Robots.txt - Am I Missing Somthing? - Sitemaps, Meta Data, and robots.txt forum at WebmasterWorld

Forum Moderators: goodroi

Message Too Old, No Replies

Robots.txt - Am I Missing Somthing?

Query strings and general syntax is suspected...

Nick_W

9:30 am on Oct 21, 2003 (gmt 0)

Hi everyone,

I'm running a small forum and using mod rewrite to alter the urls a little.

I can't seem to stop spiders from grabbing redundant files though. The relevant bit of my robots.txt will probably explain better:

User-agent: * Disallow: /posting.php Disallow: /viewtopic.php Disallow: /viewforum.php Disallow: /privmsg.php Disallow: /profile.php Disallow: /search.php ## This bit just for Google as I 'thought' ## it would help

User-agent: Googlebot Disallow: /index.php?*$ Disallow: /posting.php?*$ Disallow: /viewtopic.php?*$ Disallow: /viewforum.php?*$ Disallow: /privmsg.php?*$ Disallow: /profile.php?*$ Disallow: /search.php?*$

Is there somthing wrong with my general syntax? - G is still picking up viewtopic?t=23&etc and similar urls.

Many thanks for any insight, I'm truly at the hair pulling stage ;)

Nick

DaveAtIFG

2:31 pm on Oct 21, 2003 (gmt 0)

Brett made a copy of the Robots.txt File Exclusion Standard and Format [searchengineworld.com] at SEW and it's the only copy I can find anymore!

First, note these statements:

It is not an official standard backed by a standards body, or owned by any commercial organisation.
It is not enforced by anybody, and there no guarantee that all current and future robots will use it.
Consider it a common facility the majority of robot authors offer the WWW community to protect WWW server against unwanted accesses by their robots.

Next, note the Format. Wild cards are only acceptable in the User-Agent field.

You may block entire subdirectories or individual files. ONLY!

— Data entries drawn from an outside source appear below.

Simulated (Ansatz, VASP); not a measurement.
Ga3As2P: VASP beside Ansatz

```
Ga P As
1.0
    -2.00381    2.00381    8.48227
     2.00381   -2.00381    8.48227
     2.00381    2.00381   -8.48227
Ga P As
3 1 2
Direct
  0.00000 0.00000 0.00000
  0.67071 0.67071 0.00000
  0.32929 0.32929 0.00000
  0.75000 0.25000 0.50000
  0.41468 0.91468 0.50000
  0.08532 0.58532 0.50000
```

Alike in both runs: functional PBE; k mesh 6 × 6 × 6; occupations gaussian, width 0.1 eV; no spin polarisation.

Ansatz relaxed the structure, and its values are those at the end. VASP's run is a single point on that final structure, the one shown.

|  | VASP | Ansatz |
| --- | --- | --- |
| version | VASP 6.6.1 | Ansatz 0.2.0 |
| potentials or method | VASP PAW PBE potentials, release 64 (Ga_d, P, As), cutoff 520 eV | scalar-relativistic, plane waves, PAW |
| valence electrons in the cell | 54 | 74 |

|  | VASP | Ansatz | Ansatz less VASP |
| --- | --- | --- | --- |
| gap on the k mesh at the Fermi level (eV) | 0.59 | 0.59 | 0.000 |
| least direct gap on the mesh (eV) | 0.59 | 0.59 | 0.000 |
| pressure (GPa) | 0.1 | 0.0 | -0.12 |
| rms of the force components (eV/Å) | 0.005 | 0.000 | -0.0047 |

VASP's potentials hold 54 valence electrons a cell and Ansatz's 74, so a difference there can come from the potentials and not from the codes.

Since this is a convention, some SEs MAY have extended the capabilities for their own spiders. If so, this information will be available on their webmaster pages. I've never seen any indication that any SE has done this.

Nick_W

3:00 pm on Oct 21, 2003 (gmt 0)

So the general syntax bar the regex is okay?

Nick

DrDoc

3:20 pm on Oct 21, 2003 (gmt 0)

I would suggest something like this:

Disallow: /viewtopic.php?

No asterisk, and no dollar sign. I believe that would work...

DaveAtIFG

3:21 pm on Oct 21, 2003 (gmt 0)

Nope. There is no provision for regex anywhere. There is a provision for a wildcard in the user_agent. You can specify a specific user-agent or use "*" to block them all.

As to disallow:

Disallow
The value of this field specifies a partial URL that is not to be visited. This can be a full path, or a partial path; any URL that starts with this value will not be retrieved.

Dr Doc's suggestion will block every file named "/viewtopic.php?" but will not block any file named "/viewtopic.php?something-after-the-question-mark" according to the protocol doc.

[edited by: DaveAtIFG at 3:28 pm (utc) on Oct. 21, 2003]

Nick_W

3:25 pm on Oct 21, 2003 (gmt 0)

Actually, as we're talking about Google in this particular instance. Take a look at this.... [google.com]

I have tried that, but to no avail so I wondered if there was somthing else wrong with my syntax.

I do have a whole bunch of stuff shamelessly copied from BT's robots file above those statements I've posted here?

Nick

DrDoc

3:28 pm on Oct 21, 2003 (gmt 0)

Well, looking at Google's own robots.txt, they are using the question mark, but without a regexp style look.

jdMorgan

3:32 pm on Oct 21, 2003 (gmt 0)

Nick_W,

Also watch out for the order that you put your two User-agent records in. A robot will accept the first record which matches its User-agent name or "*" -- whichever comes first. So, your "Googlebot" record must be first, followed by the "*" record. Googlebot will find its record, read it, and leave. Others will find the Googlebot record, ignore it because it does not match their User-agent name, and then accept the "*" record as a match.

AFAIK, the only "big" search engine that supports extensions to the Standard for Robots Exclusion is Google, as documented in their Webmaster Help section.

Jim

Nick_W

3:32 pm on Oct 21, 2003 (gmt 0)

Yes, and it's on directories not files so that's hard to apply to my situation...

Nick

DrDoc

3:35 pm on Oct 21, 2003 (gmt 0)

It doesn't matter if it's on directories or files...

/foobar? could be either the directory 'foobar', or even a file named 'foobar'. The important thing to remember is what Dave said:

any URL that starts with this value will not be retrieved

Nick_W

3:38 pm on Oct 21, 2003 (gmt 0)

Yeah. I got that, but it was not my practicle experience of it ;)

Guess I'll just strip down that file and run some more tests...

Thanks guys

Nick

DrDoc

3:38 pm on Oct 21, 2003 (gmt 0)

Any time ;)

I also found this:

[google.com...] How do I tell Googlebot not to crawl dynamically generated pages on my site?

The following robots.txt file will achieve this.

User-agent: Googlebot
Disallow: /*?

Nick_W

3:40 pm on Oct 21, 2003 (gmt 0)

Ooooooooh!

It's like Christmas morning!

nick makes a dive for a shell and Vim....

;-)

Nick